Parties trade spirited views on prohibition in dry Bihar

Nitish Kumar government’s ‘revolutionary step for social impact’ will have ‘adverse impact’, says Opposition.

March 14, 2019 09:17 pm | Updated 09:17 pm IST - Patna

A poster outside the JD(U)’s office in Patna.

A poster outside the JD(U)’s office in Patna.

While putting up posters for the upcoming Lok Sabha elections on Wednesday, the ruling Janata Dal-United (JD-U) sought to make Chief Minister Nitish Kumar’s ambitious anti-liquor programme a poll issue in the dry State. Opposition leaders, on the other hand, alleged that prohibition would have an “adverse impact” on the ruling alliance in the elections. Illicit liquor continues to be seized from different parts of the State in trucks and vans laden with oranges, potatoes and gas cylinders.

Hamara sankalp sharab mukt , dahej muktbal-vivah mukt rashtra (Our resolve is liquor free, dowry free…child marriage free nation),” said one of the huge posters put up by the ruling JD(U) outside the party’s office in Patna on Wednesday.

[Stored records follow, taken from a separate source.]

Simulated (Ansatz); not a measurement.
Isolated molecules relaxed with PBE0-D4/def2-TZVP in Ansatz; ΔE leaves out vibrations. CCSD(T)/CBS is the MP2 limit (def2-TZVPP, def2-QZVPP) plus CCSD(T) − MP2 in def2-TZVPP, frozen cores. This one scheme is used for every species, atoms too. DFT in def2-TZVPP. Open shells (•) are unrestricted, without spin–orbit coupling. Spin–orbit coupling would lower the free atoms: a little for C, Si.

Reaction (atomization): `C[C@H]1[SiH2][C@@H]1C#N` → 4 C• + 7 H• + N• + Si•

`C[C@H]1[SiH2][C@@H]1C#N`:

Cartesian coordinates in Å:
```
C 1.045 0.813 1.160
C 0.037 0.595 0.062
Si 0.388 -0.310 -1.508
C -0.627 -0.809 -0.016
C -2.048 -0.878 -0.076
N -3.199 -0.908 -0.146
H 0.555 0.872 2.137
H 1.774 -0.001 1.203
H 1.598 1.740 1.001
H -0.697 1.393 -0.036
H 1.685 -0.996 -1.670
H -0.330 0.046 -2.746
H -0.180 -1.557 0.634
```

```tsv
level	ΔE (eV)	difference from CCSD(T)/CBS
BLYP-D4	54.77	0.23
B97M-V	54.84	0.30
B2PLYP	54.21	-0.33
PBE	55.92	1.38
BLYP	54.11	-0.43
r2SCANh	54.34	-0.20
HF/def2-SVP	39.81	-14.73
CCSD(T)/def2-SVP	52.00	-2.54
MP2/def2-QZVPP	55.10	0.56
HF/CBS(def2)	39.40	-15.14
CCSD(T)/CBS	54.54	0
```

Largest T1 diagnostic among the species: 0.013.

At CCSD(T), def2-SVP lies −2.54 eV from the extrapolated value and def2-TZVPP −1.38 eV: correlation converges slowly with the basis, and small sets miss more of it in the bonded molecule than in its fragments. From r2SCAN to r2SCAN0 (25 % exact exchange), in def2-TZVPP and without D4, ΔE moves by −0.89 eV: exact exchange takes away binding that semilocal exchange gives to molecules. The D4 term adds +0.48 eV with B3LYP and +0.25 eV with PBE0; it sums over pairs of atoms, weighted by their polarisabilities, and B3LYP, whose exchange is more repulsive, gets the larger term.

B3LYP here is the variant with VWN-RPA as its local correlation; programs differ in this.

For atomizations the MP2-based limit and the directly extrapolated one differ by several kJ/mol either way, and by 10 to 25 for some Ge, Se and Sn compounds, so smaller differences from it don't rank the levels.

The posters feature smiling pictures of party president Nitish Kumar along with R.C.P. Singh and Basistha Narayan Singh. “Yes, the liquor ban by our government will be an effective poll issue in the coming Lok Sabha election and our party leaders will take this to the voters…it has made a drastic change in the social milieu of the State, especially in rural areas,” said JD(U) leader and party spokesperson Neeraj Kumar. Other party leaders, too, asserted that the ban of liquor was a “revolutionary step” by the Nitish Kumar-led government and, “It will definitely be a poll issue.”

However, Rashtriya Janata Dal (RJD) and Congress leaders said that prohibition would be an issue in the upcoming Lok Sabha polls but for “different reasons.”

“What kind of liquor ban is in the State when people say liquor is available at their doorstep in the black market? Recently, we have read a series of reports in newspapers and heard [that] drunk people [are] firing in celebration during marriage ceremonies, killing spectators and relatives…the issue may have a reverse impact on the ruling party,” senior RJD leader and party vice president Shivanand Tiwari told The Hindu .

Similarly, senior State Congress leader and party MLC Prem Chandra Mishra said, “In the name of prohibition, people from only the poor and lower strata were arrested and sent to jail…and who doesn’t know liquor is freely available in every corner of the State in the black market?”

“Ban on daaru aur baalu (liquor and sand) will cost dearly in the LS poll for the ruling alliance,” said RJD leader and party spokesperson Bhai Birendra.

The Nitish Kumar government enforced a total ban on liquor in the State from April 5, 2016 through the Bihar Prohibition and Excise Act, 2016. Earlier, the Act had stringent provisions of punishment but in June 2018, the State amended some of the provisions criticised as draconian, with allegations of the harassment of common people by government officials under the guise of the new Prohibition Act.

Mr. Kumar had been reiterating that the ban on liquor has brought a “social transformation and poor families have benefited the most from it.” However, later reports alleged that people from the poor and lower strata of society had been sent to jail under the Act. “It seems only poor people were drinking liquor in the State…the rich and upper caste people have been drinking apple or orange juice….have you heard of any upper caste man or official in the State being caught and sent to jail under the anti-liquor Act?” asked Ram Jivan Manjhi, a Dalit activist from Gaya.

Meanwhile, liquor bottles continue to be seized from trucks and vans laden with oranges, potatoes and gas cylinders from different parts of the State. On March 12, illicit liquor bottles worth ₹20 lakh were seized from a truck in the Gopalgunj district, which was laden with potatoes. Similarly, 300 liquor cartons worth ₹30 lakh was seized from a truck stuffed with an orange consignment on March 6 from the same Gopalganj district.

Sources say illicit liquor bottles funelled into the State reach buyers in ambulances, postal vans, truck and cycle tubes, empty gas cylinders, school bags and other ‘innovative’ means. Nearly 15 lakh litres of Indian Made Foreign Liquor (IMFL) and 8 lakh litres of country-made liquor have been seized in the State, said an Excise Department official.

“Consuming or supplying liquor is now not only a violation of the model code of conduct but a criminal act that can land one in jail,” said the State’s Additional Chief Electoral Officer Sanjay Singh.